March 28, 2019 08:30 IST

It's high time we now turn the popular question on its head -- when there is no growth in jobs for several years, how can the real GDP grow at 7 per cent per annum, says Mahesh Vyas.

Illustration: Uttam Ghosh/Rediff.com

Recent announcement that the unemployment rate had reached 7.2 per cent led to a flurry of television interviews on the issue of jobs in which many anchors asked important questions.

While I did answer them on air, a re-cap seems to be in order.

Does the Centre for Monitoring Indian Economy (CMIE) survey include people who work in the unorganised sectors?

 

Does it include informal jobs or the new age jobs like Ola and Uber taxi operators or Swiggy delivery boys?
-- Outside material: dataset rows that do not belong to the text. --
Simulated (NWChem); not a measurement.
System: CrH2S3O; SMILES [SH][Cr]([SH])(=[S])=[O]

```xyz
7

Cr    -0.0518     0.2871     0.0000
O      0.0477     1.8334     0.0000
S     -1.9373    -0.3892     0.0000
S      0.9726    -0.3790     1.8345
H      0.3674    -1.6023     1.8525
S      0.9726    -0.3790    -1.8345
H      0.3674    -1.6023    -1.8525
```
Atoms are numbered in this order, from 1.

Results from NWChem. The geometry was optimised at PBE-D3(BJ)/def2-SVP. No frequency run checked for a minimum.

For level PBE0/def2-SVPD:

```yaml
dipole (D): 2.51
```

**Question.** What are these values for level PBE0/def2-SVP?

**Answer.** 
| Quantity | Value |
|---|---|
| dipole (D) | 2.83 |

The answer to all of the above is an unequivocal and unambiguous 'yes'.

The survey includes all kinds of jobs.

The reasoning is very simple and should dispel all doubts.

CMIE’s Consumer Pyramids Household Survey (CPHS) is conducted in households selected through a stratified random sample selection process.

This process, combined with a reasonably large sample size (over 174,000 households) ensures good representative inclusion of all kinds of households.

Now, all those Ola and Uber operators and Swiggy delivery boys, all the pakora-frying street hawkers, agricultural and industrial labourers, entrepreneurs and of course also the organised sector workers -- all live in households.

Since this is a household survey, they are all covered. Unless, of course, any of them live on trees.

Is a sample size of 174,000 households adequate to represent the country of 240 million households?

People who are not trained in probability and statistics may wonder how a sample of 174,000 households can give fairly accurate population estimates involving about 240 million households.

But it does, and reflects mankind's mathematical genius.

This is the method used by developed countries to measure unemployment.

And, it is the only method by which any society can measure unemployment.

Magically, statistical theory tells us that the proportion of households in the sample is not important.

The size of the sample does matter but only up to a point and then there are diminishing returns to increasing the sample size.

What is important in a diverse country like India is to select an appropriately stratified sample and ensure that selection process is random.

CPHS ensures these conditions are met.

Why not use a payrolls database that covers millions of jobs instead of a sample of less than 0.2 million households?

And, what about the millions of jobs seen increasing in the EPFO database?

There are several problems with the Employees' Provident Fund Organisation (EPFO), National Pension Scheme (NPS) and Employees' State Insurance Corporation (ESIC) databases.

There are duplications, for example.

But, what is more pertinent is that EPFO only covers the organised sector which provides less than 20 per cent of all jobs.

So, it cannot provide the complete picture.

It is very likely that those Ola and Uber operators and Swiggy delivery boys are not covered under EPFO.

Second, growth in EPFO is more likely a reflection of formalisation of jobs and not creation of new jobs on a net basis.

When people working in unorganised sectors move to formal jobs, they show up in the EPFO database.

But, when they do so, they do not join the stock of employed for the first time.

They merely moved from an informal job to a formal one.

Developed countries use payrolls database to measure jobs created.

That makes sense because they have moved jobs out of the unorganised sectors into the organised sectors -- that maintain a payrolls database.

It is foolish to emulate them without first shifting jobs to the organised sectors.

What about the millions of trucks, cars, three-wheelers being produced?

Surely, they are creating jobs by the hordes. Why does that not show up in the CPHS results?

This is a typical cost-accountant's thinking. But, an economy is more complex than a factory.

Those new truck drivers are mostly internal transfers -- to use an accountant's terminology.

Old drivers driving new trucks, old helpers becoming drivers and agricultural labourers becoming truck helpers.

Then, 80 per cent of the new cars are the small cars which are mostly self-driven.

The only way we can find out whether, on a net basis, we are creating new jobs or merely shifting jobs from one sector to another is to conduct a household survey.

And, the household surveys tell us loud and clear that on a net basis we are not creating new jobs.

But when GDP growth is 7 per cent per annum, how can there be no employment growth?

It's high time we now turn this question on its head -- when there is no growth in jobs for several years, how can the real GDP grow at 7 per cent per annum?

There is credible evidence from National Sample Survey Office (NSSO) and CMIE that unemployment has risen and jobs are stagnant.

The Central Statistics Office (CSO) needs to explain, in detail, its GDP growth calculations in the face of these facts.